The End Junk Fees for Renters Act bans application fees, limits late fees, restricts tenant screening charges, and mandates disclosure of rent history and property issues for federally backed rental units.
Jeff Merkley
Senator
OR
The End Junk Fees for Renters Act aims to protect tenants in federally backed housing by prohibiting landlords from charging application fees and limiting late fees to 3% of the monthly rent, only after 15 days past due. This legislation mandates that owners must disclose total monthly costs, past rent increases, and known maintenance issues before a lease is signed. Furthermore, federal agencies are tasked with formally defining "junk fees" in the rental context.
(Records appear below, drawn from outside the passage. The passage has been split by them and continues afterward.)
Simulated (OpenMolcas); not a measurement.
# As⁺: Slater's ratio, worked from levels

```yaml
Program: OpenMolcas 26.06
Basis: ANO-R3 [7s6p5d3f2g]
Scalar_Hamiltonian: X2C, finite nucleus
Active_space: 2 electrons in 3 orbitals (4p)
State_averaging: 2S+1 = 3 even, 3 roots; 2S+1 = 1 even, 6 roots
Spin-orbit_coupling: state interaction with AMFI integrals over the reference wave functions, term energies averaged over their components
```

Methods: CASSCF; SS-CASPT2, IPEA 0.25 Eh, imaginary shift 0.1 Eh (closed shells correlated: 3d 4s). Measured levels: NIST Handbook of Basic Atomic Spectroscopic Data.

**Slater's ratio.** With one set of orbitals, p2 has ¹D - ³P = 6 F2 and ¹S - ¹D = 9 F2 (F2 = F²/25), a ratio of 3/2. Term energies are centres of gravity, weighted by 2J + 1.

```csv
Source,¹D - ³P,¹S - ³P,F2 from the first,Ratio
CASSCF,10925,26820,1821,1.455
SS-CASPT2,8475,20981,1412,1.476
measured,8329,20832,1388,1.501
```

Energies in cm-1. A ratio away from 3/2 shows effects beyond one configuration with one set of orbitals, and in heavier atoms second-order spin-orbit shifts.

The “End Junk Fees for Renters Act” is a clear shot across the bow at the often-hidden costs of finding and keeping a place to live. If you rent a home that has any kind of federal backing—and that covers a huge chunk of the market, from HUD-assisted properties to apartments financed through Fannie Mae or Freddie Mac—this bill is designed to save you money and give you more information upfront. The core of the bill is simple: ban application fees, limit late fees, and force landlords to open their books on costs and property history before you sign anything.
One of the most immediate changes is the outright ban on application fees and the limiting of tenant screening costs (Sec. 3). Right now, if you’re apartment hunting, you might drop $50 to $100 per application just to be considered. If you apply to five places, you’re out hundreds of dollars before you even get a key. This bill says landlords can no longer charge you any fee for submitting an application, nor can they pass the cost of running credit or background checks directly onto you. For a busy person trying to move, this eliminates a major upfront financial hurdle, especially in competitive markets where you have to apply quickly to multiple places.
The bill also takes aim at punitive late fees (Sec. 3). Under the new rules, landlords can only charge a late fee if two conditions are met. First, they have to wait a full 15 days after the rent was due before applying the charge—a significant grace period that recognizes life happens. Second, that fee cannot exceed 3% of your total monthly rent. For someone paying $1,500 a month, the maximum late fee would be $45, which is a lot less painful than the flat $75 or $100 fees some leases currently impose. This provision provides a crucial safety net for renters juggling tight budgets, ensuring a minor delay doesn't trigger a financial crisis.
Perhaps the most powerful part of this Act is the mandatory disclosure requirements (Sec. 3). Before a landlord can hand you a lease for a covered unit, they must give you a detailed breakdown. This includes the total amount you will owe every month, including all fees, so there are no surprises. More importantly, they must disclose any past lawsuits between the owner and former tenants, describe any current pest or maintenance problems, and—here’s the kicker—show you the rent increase history for that property over the last 10 years. This moves the rental market toward true transparency, allowing a prospective tenant to see if they are moving into a building with chronic maintenance issues or one where the rent consistently jumps by 10% every year.
While the bill defines specific fee limits, it also tasks the Bureau of Consumer Financial Protection (CFPB) and the Federal Trade Commission (FTC) with a critical job: formally defining what constitutes a “junk fee” in the rental housing context within 180 days (Sec. 4). This rulemaking is key, as it will determine the scope of fees beyond application and late charges that might be banned or restricted. Separately, these agencies must also determine if reporting unpaid junk fees to credit agencies constitutes an unfair debt collection practice. If they rule that it is unfair, it could mean that landlords lose a major tool for pressuring tenants to pay questionable charges, changing the dynamic of fee disputes significantly.